Nov. 30th to Dec. 23rd - Paintstructures | Geraldo Souza Dias
Solo Exhibition

Structurally
by Marcio Harum
   
   
From any possible point the beholder of the exhibition “Pain-T-Structures – Painterly Structures” by Geraldo Souza Dias, there will be the view of an intense mingling of vertical and horizontal planes, such as a living warehouse of colors and paints of his collaged oil paintings on canvas and wood.  
   
The center of the exhibition room can be perhaps perceived, on a multilevel basis, as a square surrounded by buildings of well varied height: a sense of precedence of the look will recognize immediately parts, but not the entire set. The surrounding works allude to another place, to a visual language compartmented in signs, like the themes ordered by groups of pages in a practical notebook, that now has been stretched on canvas.

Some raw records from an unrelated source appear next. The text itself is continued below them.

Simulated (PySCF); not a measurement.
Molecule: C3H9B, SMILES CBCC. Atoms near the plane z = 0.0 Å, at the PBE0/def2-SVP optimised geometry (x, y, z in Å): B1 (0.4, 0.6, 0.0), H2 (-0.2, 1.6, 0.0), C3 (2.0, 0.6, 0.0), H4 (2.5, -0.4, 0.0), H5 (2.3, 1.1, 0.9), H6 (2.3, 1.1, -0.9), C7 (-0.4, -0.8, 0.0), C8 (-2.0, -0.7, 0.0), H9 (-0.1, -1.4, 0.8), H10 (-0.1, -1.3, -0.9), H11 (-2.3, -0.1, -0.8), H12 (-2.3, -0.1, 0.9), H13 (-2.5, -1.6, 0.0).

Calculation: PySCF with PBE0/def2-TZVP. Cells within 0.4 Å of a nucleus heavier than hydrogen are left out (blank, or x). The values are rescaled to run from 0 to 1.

The use of stencil and watermarks on paper confirm the infiltration of different techniques in the artist’s practice. Resorting to juxtaposing side by side bare stretchers and empty canvases, his artistic production is conducted consciously in order to escape from the conventional format of the picture plane.

Keywords in foreign language serve as structure to the corpus of the catalog of memorable addresses of Souza Dias (some of them are represented, such as the buildings of the Faculty of Architecture and Urbanism of University of São Paulo, the Olympic Stadium in Berlin and the School of Arts and Communications of USP). The painted nature of a waterfall or a mountain appears on canvas as the momentary result of ordering; not withstanding, occurs, in parallel, a flagrant entanglement of mysterious images (the digital of a thumb, a boy with a spine on the foot, a kiss): a fragmented mirror as a metaphor of painting itself. 
However, technical drawings and architectural sketches are reunited to cultural codes which allude to matter and actual information of the art world (art exhibition folders pasted on the stretcher in apparent displacement, for example).
The artist’s family, a resistance piece in the exhibition, translates linguistically through its pendulum like little movements; the changing into structure of an artifact that covers the painting while marks the passage of time, between past and present.

With a certain degree of faithfulness to the appearance with the restrict field to urban advertisements, there is an announcing place in Souza Dias’ work in painting and collage that absolutely does not compromise with the game of marked cards.